On the heels of Veterans Day, there is still much to be addressed and resolved for our veterans, not only across the country but right here in Ventura County. Getting a truly accurate picture of the needs of veterans locally remains a bit elusive, but a glance at what we do know reveals much. While the need for proper and efficient health care remains prevalent, which continues to make headlines even after it was revealed that the waiting lists for such services can be longer than a month for thousands, and that the number is now 50 percent higher than last year, perhaps a focused look at housing needs might be more easily addressed. After all, many veterans who are on the streets suffer much from exposure to the elements. Eliminating that exposure will surely help.

For the 2015 homeless count, of the 957 total unsheltered individuals, 87 were veterans, mainly Vietnam vets but outreach providers are also seeing increasily more Iraq and Afghanistan veterans. Of the 87, 50 people or 57 percent of those individuals were chronically homeless. Further, 78 were men; nine were women. Thirty-seven had a chronic illness such as diabetes, heart trouble, high blood pressure, seizures, hepatitis, respiratory problems, epilepsy, tuberculosis or arthritis; 35 had a physical disability; 24 had a problem with drugs or alcohol. Sixteen had been victims of domestic or intimate-partner violence. Twelve were older than 62. Twenty-three were released from a correctional institution such as a jail or prison after serving a court-ordered sentence during the past 12 months. The survey didn’t clearly indicate whether or not the demographics and ailments of those who fell into certain categories overlapped.

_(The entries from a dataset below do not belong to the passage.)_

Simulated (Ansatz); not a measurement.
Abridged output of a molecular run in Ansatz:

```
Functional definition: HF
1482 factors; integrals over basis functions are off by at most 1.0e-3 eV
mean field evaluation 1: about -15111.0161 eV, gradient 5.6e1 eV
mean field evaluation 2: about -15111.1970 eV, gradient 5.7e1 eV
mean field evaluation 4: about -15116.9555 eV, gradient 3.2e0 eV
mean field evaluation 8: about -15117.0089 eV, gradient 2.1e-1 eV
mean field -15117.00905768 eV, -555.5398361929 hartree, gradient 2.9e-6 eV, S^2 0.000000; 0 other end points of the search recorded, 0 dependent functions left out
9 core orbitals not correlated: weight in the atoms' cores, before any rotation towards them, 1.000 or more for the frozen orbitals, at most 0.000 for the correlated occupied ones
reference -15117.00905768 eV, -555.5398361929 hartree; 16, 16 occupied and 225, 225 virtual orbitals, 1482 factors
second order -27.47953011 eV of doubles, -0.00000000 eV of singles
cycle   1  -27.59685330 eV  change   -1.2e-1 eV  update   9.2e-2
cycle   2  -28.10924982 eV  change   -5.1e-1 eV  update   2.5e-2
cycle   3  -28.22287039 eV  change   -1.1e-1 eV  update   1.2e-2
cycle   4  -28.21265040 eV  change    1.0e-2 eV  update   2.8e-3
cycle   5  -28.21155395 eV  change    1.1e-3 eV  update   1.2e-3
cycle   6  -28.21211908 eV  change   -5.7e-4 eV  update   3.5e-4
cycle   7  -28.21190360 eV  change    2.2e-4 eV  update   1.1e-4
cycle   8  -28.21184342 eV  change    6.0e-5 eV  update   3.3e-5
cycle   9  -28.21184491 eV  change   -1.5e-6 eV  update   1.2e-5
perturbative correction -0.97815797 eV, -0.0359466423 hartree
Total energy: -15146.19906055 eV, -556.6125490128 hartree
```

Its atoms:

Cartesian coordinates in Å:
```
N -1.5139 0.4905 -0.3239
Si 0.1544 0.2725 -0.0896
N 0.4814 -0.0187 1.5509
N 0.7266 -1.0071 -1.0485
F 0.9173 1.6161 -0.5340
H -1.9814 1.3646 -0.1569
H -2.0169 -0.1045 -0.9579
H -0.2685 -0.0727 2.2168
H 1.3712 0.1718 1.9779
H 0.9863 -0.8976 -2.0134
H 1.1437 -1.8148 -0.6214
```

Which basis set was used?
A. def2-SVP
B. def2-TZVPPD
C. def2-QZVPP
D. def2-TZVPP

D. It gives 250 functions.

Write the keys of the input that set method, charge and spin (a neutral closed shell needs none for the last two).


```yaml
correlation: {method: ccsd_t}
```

When it comes to Ventura County, there are simply not enough beds or permanent housing facilities for homeless veterans. Though 87 veterans registered on the homeless survey, social service providers all agree that there continues to be a high demand for housing, beyond just what seems to be a relatively small number, less than 10 percent of the total homeless population. What remains to be counted are those who are often called couch surfers, those without a permanent home. But there is some hope. In Ventura, the City Council is confronting the situation head-on.

The Ventura City Council last week voted 6-1, with Councilman Mike Tracy in opposition, to try and negotiate with the Department of Veterans Affairs to reacquire a 10-acre parcel in East Ventura to build veteran housing. The city had donated the land to the department some years ago, but department officials said it would not be able to build anything until 2020, a date that is too far in the future to do any good for the situation at hand. Also, there are currently Prop. 41 funds that would help finance the construction of veteran housing. The City Council approved spending $15,000 to find a qualified developer for the project. Doing this and, hopefully, finding the right developer could give the city leverage to get the land back and move forward with housing. We applaud the City Council for doing this and we look forward to progress on this. In the end, permanent housing not only addresses the humane side of homelessness and gives people back some dignity with privacy and meeting basic needs, but it has also been proven to reduce the need for public services, from policing issues to emergency care. It’s a win-win for the city of Ventura and homeless vets.

According to the homeless survey, the White House and the U.S. Department of Veterans Affairs (VA) issued a plan in 2010 to end Veteran homelessness by the end of 2015. Together with partners and supporters nationwide, the VA launched the Ending Veteran Homelessness initiative, an unprecedented effort to make sure veterans are able to obtain permanent housing and that veterans at risk of homelessness remain housed. As a result, homelessness among veterans nationwide has decreased by one-third in recent years. But there is clearly still much more work to do.

We understand that there is no sure cure for homelessness, even with available housing for those who are resistant, but the more opportunities to give dignity back to the down and out, particularly those who continue to suffer from their military service, permanent housing is a practical step in the right direction.